16

Yesterday I wrote a little xinetd exercise for my students: make a reverse echo program.

To learn something new, I tried to implement a Haskell solution. The trivial main = forever $ interact reverse does not work. I went through this question and made a corrected version:

import Control.Monad
import System.IO
 
main = forever $ interact revLines
 
revLines = unlines . map (reverse) . lines 

But this corrected version also doesn't work. I read the buffering documentation and played with the various settings. If I set NoBuffering or LineBuffering, my program works correctly. Finally I printed out the default buffering modes for stdin and stdout.

import System.IO

main = do 
  hGetBuffering stdin >>= print 
  hGetBuffering stdout >>= print

I've got BlockBuffering Nothing if I run my program from xinetd(echo "test" | nc localhost 7) but from cli I've got LineBuffering

  • What is the difference between a xinetd tcp service and a cli program, regards to buffering?
  • Do I have to set manually the buffering if I want to write a working program with both running method?

Edit: Thank you all for the helpful answers.

I accept the answer which was given by blaze, he give me a hint with isatty(3). I went through again the System.IO documentation and found the hIsTerminalDevice function, with which I am able to check the connection of the handle.

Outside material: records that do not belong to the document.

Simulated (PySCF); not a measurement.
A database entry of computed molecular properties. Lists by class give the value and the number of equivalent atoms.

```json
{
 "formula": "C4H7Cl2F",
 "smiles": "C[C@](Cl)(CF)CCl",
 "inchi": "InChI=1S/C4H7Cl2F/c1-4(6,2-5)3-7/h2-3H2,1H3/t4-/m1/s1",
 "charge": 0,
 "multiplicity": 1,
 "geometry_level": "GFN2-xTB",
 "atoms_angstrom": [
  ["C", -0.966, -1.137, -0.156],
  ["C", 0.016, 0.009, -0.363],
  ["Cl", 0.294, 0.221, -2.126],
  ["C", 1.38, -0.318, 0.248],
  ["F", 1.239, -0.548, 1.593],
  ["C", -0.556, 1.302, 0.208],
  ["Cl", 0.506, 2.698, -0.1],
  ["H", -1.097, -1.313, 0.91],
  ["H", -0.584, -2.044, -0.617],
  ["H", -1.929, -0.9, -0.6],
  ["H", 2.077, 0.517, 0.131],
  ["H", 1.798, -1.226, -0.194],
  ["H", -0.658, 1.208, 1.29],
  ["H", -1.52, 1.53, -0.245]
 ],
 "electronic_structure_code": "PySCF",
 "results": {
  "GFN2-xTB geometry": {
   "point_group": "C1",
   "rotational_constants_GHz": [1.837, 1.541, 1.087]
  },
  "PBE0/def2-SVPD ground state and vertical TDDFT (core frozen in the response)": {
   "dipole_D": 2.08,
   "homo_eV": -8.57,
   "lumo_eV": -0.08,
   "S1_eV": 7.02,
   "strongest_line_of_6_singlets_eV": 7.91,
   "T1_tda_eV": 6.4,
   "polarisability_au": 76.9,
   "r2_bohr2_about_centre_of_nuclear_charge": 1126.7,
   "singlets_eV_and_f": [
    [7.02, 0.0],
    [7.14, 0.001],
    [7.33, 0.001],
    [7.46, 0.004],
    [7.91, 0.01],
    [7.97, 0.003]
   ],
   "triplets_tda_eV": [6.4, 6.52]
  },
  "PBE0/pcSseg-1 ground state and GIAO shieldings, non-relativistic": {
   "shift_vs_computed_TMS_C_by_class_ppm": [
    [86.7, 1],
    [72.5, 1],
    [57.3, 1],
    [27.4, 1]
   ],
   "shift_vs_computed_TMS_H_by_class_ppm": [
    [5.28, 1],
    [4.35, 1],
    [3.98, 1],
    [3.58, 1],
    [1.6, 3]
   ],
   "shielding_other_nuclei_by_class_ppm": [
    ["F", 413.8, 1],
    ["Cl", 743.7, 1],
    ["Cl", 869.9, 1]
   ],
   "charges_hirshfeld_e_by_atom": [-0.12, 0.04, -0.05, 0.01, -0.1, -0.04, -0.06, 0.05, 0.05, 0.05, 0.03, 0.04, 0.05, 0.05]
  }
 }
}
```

For the record, here is my final program:

{-# OPTIONS_GHC -W #-}

import System.IO
 
main = do
  hSetBuffering stdin LineBuffering
  hSetBuffering stdout LineBuffering
  
  interact revLines
 
revLines = unlines . map (reverse) . lines 
3
  • 2
    You don't need forever here. Because of laziness, interact will continue to wait for input, and for each complete line from stdin, its reverse will be printed immediately. Commented Oct 22, 2013 at 14:45
  • I think it's OS specific, but generally if you've got a line-oriented program then you probably will get the best behavior out of LineBuffering. Commented Oct 22, 2013 at 14:58
  • 6
    I do a lot of complaining about bad questions, so I just wanted to commend you. This is a great question. Minimized code, clear instructions for reproducing your problem, clear evidence that you've made some progress on your own, and a crisp description of what you need to know to make progress. Delightful. Commented Oct 22, 2013 at 22:44

2 Answers 2

12

It's not specific to Haskell (e.g. the standard C library does the same thing). Traditionally, if a file descriptor corresponds to the terminal, buffering is set to line mode, otherwise to block mode. File descriptor type can be checked by the isatty(3) function -- not sure if it is exported to System.IO.

And yes, you need to set buffering mode manually if you depend on it.

By the way, you can cheat the system and force block buffering in the command line by running your program as cat | ./prog | cat.

6

The GHC runtime system tries to be clever when it chooses the default buffering. If it looks like stdin and stdout are directly connected to terminal, they will be line-buffered. If it looks like they are connected to something else, they are block-buffered. This can be problematic if you want to run a program with line-by-line input that doesn't come directly from a terminal. For example, I think that cat | your-program behaves differently from just your-program.

Do i have to set manually the buffering if i want to write a working program with both running method?

Yes.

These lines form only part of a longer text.